In such a country, I have always looked at my life with amazement. Our
struggles often resemble action films-perhaps bizarre or unbelievable to
outsiders-where survival means constantly fleeing from warring factions,
dodging a hail of bullets fired directly at you. Bullets of the state,
religion, tribe, sect, and armed factions.
Choosing to be an anarchist is an expression of true awareness of the
failures of these systems. It is a consciousness that pushes you to the
limits of both practical struggle and the deeply complex human
experience. And this path leads to only two possible outcomes: you
either survive as a true revolutionary resister, or you are consumed by
the spiral of power.
Just as authority in Sudan takes many forms, so does opposition. There
are political resistance movements, parties, mercenary armed groups,
so-called revolutionary and liberal militias built on tribal structures,
and cultural factions engaged in deep propaganda-driven authoritarianism.
These intertwined hierarchies form the crises of Sudanese peoples. Sudan
is, in reality, a collection of small peoples trapped within a state
that wields brutal power, recognizing no human rights beyond its own
interests.
Furthermore, the ideology of extremist Islamists has been another tool
for deepening ignorance and backwardness in Sudan.
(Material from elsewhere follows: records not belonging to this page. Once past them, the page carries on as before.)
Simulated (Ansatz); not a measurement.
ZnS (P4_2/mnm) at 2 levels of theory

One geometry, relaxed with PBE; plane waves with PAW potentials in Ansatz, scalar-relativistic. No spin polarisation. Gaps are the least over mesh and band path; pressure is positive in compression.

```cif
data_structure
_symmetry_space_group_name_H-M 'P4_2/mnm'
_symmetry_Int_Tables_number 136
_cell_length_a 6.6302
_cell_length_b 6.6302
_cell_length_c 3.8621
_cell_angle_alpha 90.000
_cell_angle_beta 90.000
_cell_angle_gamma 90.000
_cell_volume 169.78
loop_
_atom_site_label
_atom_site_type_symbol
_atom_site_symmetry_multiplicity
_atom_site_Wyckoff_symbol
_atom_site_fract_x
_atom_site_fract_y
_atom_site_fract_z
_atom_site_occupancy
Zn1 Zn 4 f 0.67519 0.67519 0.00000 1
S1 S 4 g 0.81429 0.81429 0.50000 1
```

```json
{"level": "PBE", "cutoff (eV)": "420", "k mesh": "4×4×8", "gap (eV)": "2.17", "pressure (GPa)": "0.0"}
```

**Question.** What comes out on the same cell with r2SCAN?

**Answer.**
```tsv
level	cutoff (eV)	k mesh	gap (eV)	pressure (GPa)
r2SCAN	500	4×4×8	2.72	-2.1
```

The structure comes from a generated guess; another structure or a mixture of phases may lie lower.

Striving to confront all of this as a lone anarchist is like fighting as
a wolf among packs of hyenas. If they find a single weakness in you, it
will mean your inevitable destruction.
The path forward begins with seeking out those who share your ideas,
developing them, and offering them knowledge and education. As an
anarchist, you carry the feeling that wherever you are, and whatever
your capacity, your mission is to spread freedom. The price of that
freedom may be high-it may even cost you your life. Yet, all of this is
just a small contribution to the scale of liberation that people need to
live a dignified human life.
Freedom is the highest state of being, and anarchism shows us how to
achieve and practice it.
Freedom is not just a poetic word to express aspirations-it is an
effort, a commitment to being free with yourself and others, and a
struggle to make freedom a reality. To be an anarchist is a blessing
that cannot be monopolized or hidden. To be free is to be an anarchist,
and to be an anarchist is to be free.